Couldn't the same thing be true of delayed if it is always followed by a colon?
No. Because there are other reasons you'd follow the variable `delayed` with a colon:
delayed = 1 d = {delayed: "oops!"}
My earlier proposal (using unpacking syntax) doesn't work for the same reason. On Fri, Feb 17, 2017 at 2:31 PM, Joseph Hackman <josephhackman@gmail.com> wrote:
Couldn't the same thing be true of delayed if it is always followed by a colon?
I.e. delayed=1 x= delayed: slow_function() print(delayed) # prints 1
-Joseph
On Feb 17, 2017, at 2:39 PM, Mark E. Haase <mehaase@gmail.com> wrote:
On Fri, Feb 17, 2017 at 1:55 PM, Joshua Morton <joshua.morton13@gmail.com> wrote:
but I'm wondering how common async and await were when that was proposed and accepted?

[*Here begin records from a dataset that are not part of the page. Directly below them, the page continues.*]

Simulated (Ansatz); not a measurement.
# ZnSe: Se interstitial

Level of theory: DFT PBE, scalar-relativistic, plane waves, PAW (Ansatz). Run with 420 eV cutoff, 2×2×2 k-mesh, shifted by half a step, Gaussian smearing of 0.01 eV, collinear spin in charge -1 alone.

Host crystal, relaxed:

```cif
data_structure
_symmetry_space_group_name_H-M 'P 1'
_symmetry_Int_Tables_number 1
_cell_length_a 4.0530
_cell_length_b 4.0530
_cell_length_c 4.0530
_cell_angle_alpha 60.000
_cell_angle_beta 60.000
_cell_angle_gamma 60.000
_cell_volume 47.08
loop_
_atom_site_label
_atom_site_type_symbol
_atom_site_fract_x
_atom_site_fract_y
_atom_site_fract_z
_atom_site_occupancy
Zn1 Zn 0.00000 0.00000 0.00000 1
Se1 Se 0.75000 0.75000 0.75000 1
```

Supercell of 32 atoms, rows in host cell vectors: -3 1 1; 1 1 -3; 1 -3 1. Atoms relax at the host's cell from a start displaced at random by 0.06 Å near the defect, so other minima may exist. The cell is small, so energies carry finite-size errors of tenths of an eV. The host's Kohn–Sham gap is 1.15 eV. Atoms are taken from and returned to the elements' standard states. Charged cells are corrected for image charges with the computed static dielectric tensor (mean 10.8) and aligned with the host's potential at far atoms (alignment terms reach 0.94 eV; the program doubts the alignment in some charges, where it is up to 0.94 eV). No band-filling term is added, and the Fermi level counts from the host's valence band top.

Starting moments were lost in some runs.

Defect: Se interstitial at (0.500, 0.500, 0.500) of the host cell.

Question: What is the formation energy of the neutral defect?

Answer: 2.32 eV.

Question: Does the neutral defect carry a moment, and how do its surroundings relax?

Actually, "async" and "await" are backwards compatible due to a clever tokenizer hack. The "async" keyword may only appear in a few places (e.g. async def), and it is treated as a name anywhere else.The "await" keyword may only appear inside an "async def" and is treated as a name everywhere else. Therefore...
>>> async = 1 >>> await = 1
...these are both valid in Python 3.5. This example is helpful when proposing new keywords.